I first heard of Charles Burnett’s Killer of Sheep when it was admiringly referenced in Los Angeles Plays Itself, Thom Anderson’s witty and knowing appreciation of LA in the movies, during the 2004 Film Festival.
I’ll confess that it didn’t seem all that promising — a black and white, neo-realist, micro-budget drama set among the black community of Watts, LA. But the screening on Monday night, as part of the Wellington Film Society Charles Burnett retrospective, confirmed that Killer of Sheep is a stone-cold masterpiece.
Essentially about one man (Henry Gayle Sanders) trying to keep his family going in a community of fecklessness and poverty, Killer of Sheep keeps coming back to the Watts children, roaming the empty streets, fighting each other, throwing stones, amusing themselves while the adults either work until they drop or drift off in to disinterest via alcohol or drugs. I kept thinking that this could be Cannons Creek today.

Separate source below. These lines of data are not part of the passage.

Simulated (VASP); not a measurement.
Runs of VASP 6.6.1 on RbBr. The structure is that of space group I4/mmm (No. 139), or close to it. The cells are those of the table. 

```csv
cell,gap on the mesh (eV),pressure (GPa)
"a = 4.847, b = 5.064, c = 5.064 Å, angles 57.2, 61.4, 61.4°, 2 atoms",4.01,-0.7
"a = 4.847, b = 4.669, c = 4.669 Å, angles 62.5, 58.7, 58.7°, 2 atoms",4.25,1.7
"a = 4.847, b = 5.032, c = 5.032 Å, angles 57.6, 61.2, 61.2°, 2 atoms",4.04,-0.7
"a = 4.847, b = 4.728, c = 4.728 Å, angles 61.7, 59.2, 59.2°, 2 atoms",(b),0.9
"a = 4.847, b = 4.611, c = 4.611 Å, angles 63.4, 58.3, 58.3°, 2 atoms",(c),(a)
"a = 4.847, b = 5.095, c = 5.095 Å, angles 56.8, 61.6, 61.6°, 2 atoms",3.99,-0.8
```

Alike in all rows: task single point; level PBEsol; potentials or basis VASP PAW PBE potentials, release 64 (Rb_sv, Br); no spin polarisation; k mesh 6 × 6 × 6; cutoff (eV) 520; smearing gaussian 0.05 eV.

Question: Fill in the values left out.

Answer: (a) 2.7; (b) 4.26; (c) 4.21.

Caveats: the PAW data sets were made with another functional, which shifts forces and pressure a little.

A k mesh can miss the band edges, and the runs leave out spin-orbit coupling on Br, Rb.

Killer of Sheep was a student graduation project for Burnett, never intended for distribution. The soundtrack alone, full of R&B, jazz and blues classics would prove prohibitively expensive to any company wanting to screen the film commercially. But it is the soundtrack, and the placement of the songs, that is the film’s crowning glory and I’m glad that no one was tempted to re-score the film cheaply (as is done with DVD releases of tv shows from the era).